The March issue of Advances in Methods and Practices in Psychological Science concludes a special focus on multilevel modeling and meta-analysis begun in the September issue, and includes three articles exploring novel approaches to enhancing the rigor of meta-analyses.
In Advancing Meta-Analysis With Knowledge-Management Platforms: Using metaBUS in Psychology, Frank Bosco (Virginia Commonwealth University), James G. Field (West Virginia University), Kai R. Larsen (University ofColorado Boulder), Yingyi Chang (Virginia Commonwealth University), and Krista Uggerslev (Northern Alberta Institute of Technology) introduce an online interactive tool that enables researchers to search from more than a million research results and obtain instant meta-analytical data. MetaBUS relies on standards-based protocols in combination with human coding to organize and provide an accessible database of research findings, offering the potential to advance research and education in psychological science, the researchers say.
In Enriching Meta-Analytic Models of Summary Data: A Thought Experiment and Case Study, Blakeley B. McShane and APS Fellow Ulf Böckenholt (Northwestern University) pose this question: What if, even when only summary data are available, meta-analysts acted as though they possessed individual-level data from each study and considered the model specifications these data might fit? This thought experiment could allow researchers to better understand the complexity of the data they are analyzing and move toward richer summary-data approaches when the complexity of the data warrants it. The authors present cases in which the common meta-analytic approach is appropriate, such as when trying to understand the overall effect on a single dependent variable in a single group, measured in multiple studies. And they present cases that warrant different approaches, including multilevel modeling, such as when trying to understand effects in multiple dependent variables, in multiple groups and covariates.
In Obtaining Unbiased Results in Meta-Analysis: The Importance of Correcting for Statistical Artifacts, Brenton M. Wiernik (University of South Florida) and Jeffrey A. Dahlke (Human Resources Research Organization, Alexandria, Virginia), provide the R code to correct artifacts that can bias the results of individual studies and meta-analyses. Artifacts—including variance due to sampling error, unreliability of measurements, and range restrictions—can bias the results of individual studies and meta-analyses, leading to inaccurate conclusions about mean effect sizes and heterogeneity of studies in a meta-analysis. The researchers also describe how to estimate the effects of these artifacts in different research designs and correct for their impact.

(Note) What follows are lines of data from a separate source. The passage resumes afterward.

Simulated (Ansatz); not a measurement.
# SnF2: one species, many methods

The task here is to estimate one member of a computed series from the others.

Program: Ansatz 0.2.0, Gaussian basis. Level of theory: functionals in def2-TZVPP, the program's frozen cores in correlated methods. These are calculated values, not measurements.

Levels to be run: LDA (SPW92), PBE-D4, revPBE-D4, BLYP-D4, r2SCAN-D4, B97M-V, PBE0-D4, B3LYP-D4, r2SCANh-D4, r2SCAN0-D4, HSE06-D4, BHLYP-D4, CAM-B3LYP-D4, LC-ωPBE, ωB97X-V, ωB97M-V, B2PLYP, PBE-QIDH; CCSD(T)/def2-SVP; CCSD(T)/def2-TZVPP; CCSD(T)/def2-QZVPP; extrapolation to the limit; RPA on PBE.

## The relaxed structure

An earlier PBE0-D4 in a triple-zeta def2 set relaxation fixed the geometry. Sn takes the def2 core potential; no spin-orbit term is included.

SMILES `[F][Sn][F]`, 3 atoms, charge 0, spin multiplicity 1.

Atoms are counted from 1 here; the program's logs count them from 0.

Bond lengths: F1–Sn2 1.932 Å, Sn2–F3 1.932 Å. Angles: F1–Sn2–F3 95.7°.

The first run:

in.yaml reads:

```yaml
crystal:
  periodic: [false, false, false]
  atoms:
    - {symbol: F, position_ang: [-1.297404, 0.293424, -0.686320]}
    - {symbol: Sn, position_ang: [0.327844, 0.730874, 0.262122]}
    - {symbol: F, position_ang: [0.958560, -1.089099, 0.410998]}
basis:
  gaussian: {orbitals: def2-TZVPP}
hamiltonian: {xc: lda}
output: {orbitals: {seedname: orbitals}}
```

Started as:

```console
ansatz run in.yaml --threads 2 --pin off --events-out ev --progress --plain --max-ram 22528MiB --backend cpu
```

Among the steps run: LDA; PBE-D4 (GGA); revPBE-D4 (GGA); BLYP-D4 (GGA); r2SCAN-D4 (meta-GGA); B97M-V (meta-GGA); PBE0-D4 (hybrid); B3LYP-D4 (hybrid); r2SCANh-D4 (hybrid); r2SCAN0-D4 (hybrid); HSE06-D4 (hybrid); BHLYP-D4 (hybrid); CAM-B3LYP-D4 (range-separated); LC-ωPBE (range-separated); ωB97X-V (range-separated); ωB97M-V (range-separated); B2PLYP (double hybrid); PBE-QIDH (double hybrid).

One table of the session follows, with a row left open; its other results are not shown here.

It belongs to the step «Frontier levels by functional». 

In an accompanying editorial, Frederick L. Oswald (Rice University) and APS Fellow Jennifer L. Tackett (Northwestern University) emphasize the importance of practical guidance and future-oriented thinking for the advancement of multilevel modeling and meta-analytical research. These three approaches to meta-analysis show not only the need for improving the researchers’ approaches to complex data but also how advances in technologies, analytic methods, and open science practices might shape the future of meta-analysis.